Predictive Queries are mainly used to generate a training table that gets attached to an underlying graph.

Static queries that don’t involve making predictions over some window of time do not require a time column in the target table(s); in these cases, by default, Kumo generates training/validation/holdout splits by randomly distributing the rows according to an 80/10/10 ratio. While the time column is not required, it is allowed, and you may also distribute the rows according to a specific time range.

In contrast, temporal queries predict some aggregation of values over time (e.g., “purchases each customer will make over the next 7 days”) are more complex. Data splits need to be non-overlapping, properly ordered, and well-balanced in size to prevent data leakage that could invalidate the predictions. Kumo automatically handles this by splitting the data into train/test/validation splits based on the time column in your target table.

For more information about how to specify the Split you would like to use, refer to the documentation here.

Example: Predicting Customer Purchases Over 30 Days

The following Predictive Query predicts customers who will refrain from making a purchase over the next 30 days:

PQL
PREDICT COUNT(TRANSACTIONS.*, 0, 30, days) = 0
FOR EACH CUSTOMERS.CUSTOMER_ID

To generate training examples, Kumo travels back in time and “replays” user behavior at different past time points, sampling data appropriately. It then automatically determines the best sampling and training split methodology based on your dataset and Predictive Query, as depicted below:

Kumo analyzes your Predictive Query and dataset to determine the optimal sampling rates and splits. For temporal queries, Kumo ensures:

  • The holdout split occurs strictly later in time than the training split.

  • The training splits are balanced in size.

This process ensures optimal model performance and eliminates errors from manual training split setup.

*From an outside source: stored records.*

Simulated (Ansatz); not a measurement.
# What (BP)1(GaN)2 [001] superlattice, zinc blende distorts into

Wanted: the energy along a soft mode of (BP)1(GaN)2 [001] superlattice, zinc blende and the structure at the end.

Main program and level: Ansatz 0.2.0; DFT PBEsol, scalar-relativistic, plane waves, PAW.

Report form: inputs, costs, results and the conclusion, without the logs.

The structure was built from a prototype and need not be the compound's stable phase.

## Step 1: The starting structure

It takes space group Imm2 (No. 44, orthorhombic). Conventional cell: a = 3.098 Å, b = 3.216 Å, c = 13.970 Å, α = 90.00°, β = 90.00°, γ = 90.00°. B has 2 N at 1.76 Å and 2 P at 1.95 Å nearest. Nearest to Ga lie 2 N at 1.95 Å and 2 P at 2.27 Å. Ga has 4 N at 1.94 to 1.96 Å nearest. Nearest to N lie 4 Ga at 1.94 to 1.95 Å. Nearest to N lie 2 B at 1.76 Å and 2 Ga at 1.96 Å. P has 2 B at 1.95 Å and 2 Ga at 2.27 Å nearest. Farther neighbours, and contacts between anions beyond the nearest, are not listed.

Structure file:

Example: Predicting Total Sales Over 30 Days

The following Predictive Query predicts the total number of sales per customer in the next 30 days:

PQL
PREDICT SUM(TRANSACTIONS.PRICE, 0, 30, days)
FOR EACH CUSTOMERS.CUSTOMER_ID

For this query, Kumo generates training/validation/holdout splits based on the time range of the transactions table.

For example, if your dataset spans September 20, 2018, to September 22, 2020, Kumo will:

  • Compute 30-day user spend at various past time points.

  • Automatically generate the appropriate sampling and training split methodology.

This ensures that training examples are correctly distributed across the entire dataset while maintaining time-based integrity.